Dec 06 '23 15:12 dyemanov

Yes, this configuration option will be very useful for us and we are really looking forward for you releasing a version that supports it. In the mean time we hope that you'll be able to also optimize the planner to deal with cases like the above one even without it active.

Dec 06 '23 15:12 dpankov

So the number of rows with CreateEmpID = 999999 at the moment is 771402 and the selectivity is 0.000399680......

So you ask for 80% of rows while the optimizer expects less than a thousand to be returned. Such a skewed value distribution is impossible to optimize properly without histograms. Their usage is also limited (only for constant parameters), but at least they provide an option.

Dec 06 '23 16:12 dyemanov

yes, that's absolutely right and that's exactly the reason why we did our best to "hint" the optimizer not to try to use this field/index (by using the 0+ih.CreateEmpID syntax) ... but unluckily it tried to be smarter than what we expected ... and failed badly ;)

Dec 06 '23 20:12 dpankov

In addition to what dimitr said. There are suspicions that in the above example, parentinvoiceid contains many NULLs. The index invoicehbyparentinvoiceiddesc does not contain NULL selectivity. This means that its real selectivity for equality is distorted. Thus, the OR bitmask predicts poor selectivity, which may affect the join order.

Dec 07 '23 06:12 sim1984

You can try to create a partial index to replace the existing one.

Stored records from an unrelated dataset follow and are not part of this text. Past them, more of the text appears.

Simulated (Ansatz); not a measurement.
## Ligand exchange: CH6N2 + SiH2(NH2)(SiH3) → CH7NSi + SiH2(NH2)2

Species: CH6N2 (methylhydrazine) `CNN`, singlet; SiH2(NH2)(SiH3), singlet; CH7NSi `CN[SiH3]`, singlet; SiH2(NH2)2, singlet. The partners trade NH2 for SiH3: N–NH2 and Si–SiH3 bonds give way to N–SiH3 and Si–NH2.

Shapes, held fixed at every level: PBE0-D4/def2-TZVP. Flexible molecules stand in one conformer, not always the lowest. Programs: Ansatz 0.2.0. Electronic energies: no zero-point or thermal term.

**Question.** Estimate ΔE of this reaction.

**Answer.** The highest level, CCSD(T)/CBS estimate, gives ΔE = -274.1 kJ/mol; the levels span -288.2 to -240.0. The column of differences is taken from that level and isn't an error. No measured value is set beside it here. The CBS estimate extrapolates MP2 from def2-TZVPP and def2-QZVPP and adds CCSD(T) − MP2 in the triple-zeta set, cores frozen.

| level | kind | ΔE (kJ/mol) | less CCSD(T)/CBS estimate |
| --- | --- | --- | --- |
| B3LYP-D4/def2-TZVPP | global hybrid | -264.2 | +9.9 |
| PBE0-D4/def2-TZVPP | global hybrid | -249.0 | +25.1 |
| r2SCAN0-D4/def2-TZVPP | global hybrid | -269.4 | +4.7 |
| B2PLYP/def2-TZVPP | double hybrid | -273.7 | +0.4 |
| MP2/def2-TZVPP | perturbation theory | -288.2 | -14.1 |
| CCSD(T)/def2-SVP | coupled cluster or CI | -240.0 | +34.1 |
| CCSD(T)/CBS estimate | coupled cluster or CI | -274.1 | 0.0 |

drop index invoicehbyparentinvoiceiddesc;

create descending index invoicehbyparentinvoiceiddesc
on invoiceh (parentinvoiceid) where (parentinvoiceid is not null);

Dec 07 '23 06:12 sim1984

You can try to create a partial index to replace the existing one.

drop index invoicehbyparentinvoiceiddesc;

create descending index invoicehbyparentinvoiceiddesc
on invoiceh (parentinvoiceid) where (parentinvoiceid is not null);

I did try it but it doesn't change anything ... and to be honest I don't see how it will since there is no meaningful filtering on this table by ParentInvoiceID and expectedly the plan remains "JOIN (IH NATURAL, PH INDEX ....).

But there is a good news - if we do set the option OuterJoinConversion to false everything returns back to a working state and the query runs in 2.3sec.

I just hope that this comment for the option in the .config file will not materialize

CAUTION!

There is no guarantee that this setting will be available in future Firebird

Dec 20 '23 16:12 dpankov

On the contrary, I hope that it will be. Because this parameter is not a solution to the problem, but a crutch. I would prefer real hints for hints to the optimizer. And it would be even better if he could do without hints at all, but this is from the realm of fiction, so even in DBMS with good optimizers there are hints

Dec 20 '23 16:12 sim1984

Actually, PostgreSQL doesn't allow optimizer hints. If you ask for hints to make the query planner do X, the developers tell you to send them the query instead and they'll make sure the query planner does X from now on! :-)

Jan 08 '24 03:01 duncreg

So far we were doing the same ;-) But it cannot solve all the issues, because the optimizer intelligence is limited, regardless of how good it is.

Jan 08 '24 06:01 dyemanov